It all began in 1971 with a smooth California sound that was part country, part rock, and an antidote to the turmoil of the late 60's. Their debut album produced three of their many hits.
Thirty-six years later, Glenn Frey and the Eagles look different, but they still sound the same. And fans line up to pay hundreds of dollars for their rare three-hour concerts.
Asked why he thinks the band is still so popular, Frey tells Kroft, "Take It Easy, Witchy Woman, Peaceful Easy Feeling, Desperado, Tequila Sunrise, Already Gone, Best of My Love, One of These Nights, Lying Eyes, Take It to the Limit, Hotel California, Life in the Fast Lane, New Kid in Town, I Can't Tell You Why, The Long Run, Heartache Tonight."
"It was important for you guys to come up with new material and not just go out and play the old songs?" Kroft asks.

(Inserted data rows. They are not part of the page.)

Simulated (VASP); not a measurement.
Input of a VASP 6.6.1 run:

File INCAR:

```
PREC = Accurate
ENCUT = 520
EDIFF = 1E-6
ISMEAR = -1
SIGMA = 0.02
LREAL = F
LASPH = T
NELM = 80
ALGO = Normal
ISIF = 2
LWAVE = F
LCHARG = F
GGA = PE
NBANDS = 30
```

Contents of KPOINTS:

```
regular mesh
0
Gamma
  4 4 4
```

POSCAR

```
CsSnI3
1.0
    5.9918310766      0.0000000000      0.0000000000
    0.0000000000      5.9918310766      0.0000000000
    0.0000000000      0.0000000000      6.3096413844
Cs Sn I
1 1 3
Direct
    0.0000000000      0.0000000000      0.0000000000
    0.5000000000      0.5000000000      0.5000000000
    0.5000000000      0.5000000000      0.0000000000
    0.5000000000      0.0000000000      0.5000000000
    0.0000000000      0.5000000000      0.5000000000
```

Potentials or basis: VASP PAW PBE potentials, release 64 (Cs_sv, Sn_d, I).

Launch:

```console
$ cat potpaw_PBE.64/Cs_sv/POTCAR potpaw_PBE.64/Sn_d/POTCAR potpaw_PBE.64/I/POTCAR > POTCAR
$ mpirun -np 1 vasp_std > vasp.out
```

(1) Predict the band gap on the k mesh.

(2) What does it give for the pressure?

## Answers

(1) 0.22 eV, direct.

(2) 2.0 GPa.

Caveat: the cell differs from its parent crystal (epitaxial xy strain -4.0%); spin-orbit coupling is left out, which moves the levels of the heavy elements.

"Well weren't gonna, we were gonna be done. We'd been the guardians of the Eagles legacy for some time now and I wouldn't wanna have it end - you know you're just sort of doing a caricature of yourself, your just doing a tribute to yourself. We either had to fold our tent or make a record. And fortunately, and I'm so glad we did, we decided to make a record," Frey says.
There are 20 new songs crafted to fit with their body of work, and they feel comfortable and familiar. In Los Angeles, they were still learning how to play them in a drill they call the "circle of fear."
Why is it called the circle of fear?
Says Frey, "There's nowhere to hide. You like to kinda come out here and see that everybody's got it and we're all, you know, singing the right things."
"And to do that it's repetition. You have to do it over and over and over," Schmit explains.
"Yeah, just 'cause you wrote 'em don't mean you can play 'em," Walsh adds, laughing.
Over the years, most of the writing has been done by Henley and Frey, but all of them have made their contributions
"We've been through probably every trip a band can go through. And what is left now is working at our craft," Walsh tells Kroft.
By the time legendary guitarist Joe Walsh joined the band in the mid 1970's, the Eagles were already flying in private jets, with more than enough money to indulge all of their appetites, at a time when sex couldn't kill, and getting high was considered expanding your consciousness. Walsh gave them a harder edge -- less country, more rock, and he contributed a guitar riff that seemed to sum up their circumstances.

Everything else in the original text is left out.